WASHINGTON, DC: Organic dairy farmers from throughout the country descended on the nation’s capital last week in a show of solidarity requesting a USDA crackdown on large industrial dairy farms producing “organic” milk. The farmers present, along with over 8000 submitted comments from consumers and other organic producers, prompted the USDA’s National Organic Standards Board (NOSB) to pass recommendations for changes in the organic regulations and a guidance draft to help organic certifiers enforce the law. Critics contend that these large farms are ignoring the requirement that organic cows graze on grass as a major component of their diet (please see previous releases below).

New York dairyman George Wright testified that some dairy marketers are misleading consumers by using photographs of bucolic scenery and cows out on pasture to market their dairy foods. “You never see [confined] cattle in their ads bellied up to a feed bunk getting their lunch.” Dairy farmers from California, Michigan, Pennsylvania, and throughout New England passionately made their case before the USDA panel.

“Grass is the be-all and end-all of the cow,” said Jack Lazor, a Vermont dairy farmer and producer of Butterworks organic yogurt. “Cows have the ability to pollute the Earth or heal the Earth. If your animals are in a feed lot . . . it’s not a healthy situation, and you’re not making the earth a better place.”

The Wisconsin-Based Cornucopia Institute joined with the Northeast Organic Dairy Producers Alliance to help organize farmer participation. Along with the Organic Consumers Association they encouraged farmers and consumers who could not make it to Washington to send in written comments—and they sure did! NOSB members and USDA staff were humbled by the unprecedented outpouring and concern in support of maintaining high organic integrity in terms of dairy production.

The rule changes and guidance draft approved by the NOSB were designed to eliminate loopholes that allowed a handful of corporate-owned farms, some with over 5000 cows, to market milk labeled as organic while confining their cows during the period of life when they are producing milk. Observers will now concentrate on making sure that these proposed changes go into effect and the USDA aggressively enforces them.

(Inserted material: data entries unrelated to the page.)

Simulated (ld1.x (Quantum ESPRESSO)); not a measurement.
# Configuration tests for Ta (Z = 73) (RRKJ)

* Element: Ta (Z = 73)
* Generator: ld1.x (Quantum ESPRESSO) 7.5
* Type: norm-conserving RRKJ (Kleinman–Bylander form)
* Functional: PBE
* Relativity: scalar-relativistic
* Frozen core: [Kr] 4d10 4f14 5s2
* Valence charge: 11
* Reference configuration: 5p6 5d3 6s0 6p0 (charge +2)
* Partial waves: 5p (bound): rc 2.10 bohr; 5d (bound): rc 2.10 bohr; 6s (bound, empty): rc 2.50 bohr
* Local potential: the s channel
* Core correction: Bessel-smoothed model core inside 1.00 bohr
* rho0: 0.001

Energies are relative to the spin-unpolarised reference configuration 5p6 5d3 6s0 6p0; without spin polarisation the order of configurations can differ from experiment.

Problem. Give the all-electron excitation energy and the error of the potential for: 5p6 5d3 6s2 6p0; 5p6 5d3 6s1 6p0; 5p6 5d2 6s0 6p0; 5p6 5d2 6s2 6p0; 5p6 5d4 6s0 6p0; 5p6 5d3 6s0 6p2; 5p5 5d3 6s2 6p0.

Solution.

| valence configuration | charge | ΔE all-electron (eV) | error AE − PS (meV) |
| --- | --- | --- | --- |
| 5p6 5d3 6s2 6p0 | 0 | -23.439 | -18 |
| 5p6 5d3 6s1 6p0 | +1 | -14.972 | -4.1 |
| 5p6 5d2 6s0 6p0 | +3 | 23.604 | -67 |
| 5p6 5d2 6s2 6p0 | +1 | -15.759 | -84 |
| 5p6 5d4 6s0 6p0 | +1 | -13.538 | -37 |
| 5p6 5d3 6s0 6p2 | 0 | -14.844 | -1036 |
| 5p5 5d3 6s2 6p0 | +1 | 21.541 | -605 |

“Consumers feel good about paying premiums for organic milk because they are supporting family farms and a higher environmental and animal husbandry ethic,” stated Mark Kastel, Senior Farm Policy Analyst at The Cornucopia Institute. “Together the organic community, gathered in Washington, sent a clear and strong message to the investors who are building these industrial dairies: your production model is not organic and you would be prudent to heed the refrain of Maine dairy farmer, Henry Perkins who said, Let Them Eat Grass!”